Why is not this circular reasoning: “suppose $P(k)$ for an arbitrary $k\text”?$ What is the reason behind this supposition?

First, click on the first link above. To explain it another way: if, for an arbitrary element $k$ of a set $S,$ we have subsequently derived the result $(P(k)\Rightarrow P(k+1)),$ then, since $\boldsymbol k$ has no special feature besides being $\boldsymbol {S'}\textbf s$ member (by the definition of $k$ being an arbitrary element of $S),$ we can conclude that $(P(n)\Rightarrow P(n+1))$ is actually true for every member of $S,$ in other words, that $\forall n{\in}S\,(P(n)\Rightarrow P(n+1))$ or, equivalently, $\forall k{\in}S\,(P(k)\Rightarrow P(k+1)).$

To be clear: as an arbitrary constant, $k$ has an arbitrarily fixed value for each iteration of the induction step, in which it doesn't alternately carry different values.

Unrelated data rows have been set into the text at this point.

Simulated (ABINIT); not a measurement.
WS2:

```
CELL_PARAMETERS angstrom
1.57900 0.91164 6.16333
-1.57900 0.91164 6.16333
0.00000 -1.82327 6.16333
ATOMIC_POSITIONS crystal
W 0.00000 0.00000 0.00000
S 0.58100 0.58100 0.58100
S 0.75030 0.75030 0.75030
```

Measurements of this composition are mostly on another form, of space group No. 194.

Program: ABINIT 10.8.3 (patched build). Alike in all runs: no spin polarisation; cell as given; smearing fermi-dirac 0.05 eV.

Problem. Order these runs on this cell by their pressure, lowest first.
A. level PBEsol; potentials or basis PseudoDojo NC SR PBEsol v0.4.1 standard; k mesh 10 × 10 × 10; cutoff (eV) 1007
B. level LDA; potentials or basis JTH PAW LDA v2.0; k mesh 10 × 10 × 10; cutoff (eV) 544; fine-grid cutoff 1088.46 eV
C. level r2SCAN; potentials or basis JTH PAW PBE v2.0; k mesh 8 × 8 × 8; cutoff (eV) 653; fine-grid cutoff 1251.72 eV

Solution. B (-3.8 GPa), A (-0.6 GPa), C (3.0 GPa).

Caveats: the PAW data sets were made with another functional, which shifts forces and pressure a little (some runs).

to finally clarify, am I right that it does not matter whether $P(k)$ is true or false for a particular but arbitrarily chosen $k∈\mathbb N,$ since even if $P(k)$ is false the implication follows vacuously?

Yes.

The formalisation at the top of this post shows that mathematical induction proofs are logically valid; thus, if the two premises of an induction proof have been proven true—that is, if its base case has been proven and its induction step has successfully reached its desired conclusion—then it is a sound argument, which entails that its conclusion $\forall n\,P(n)$ must be true.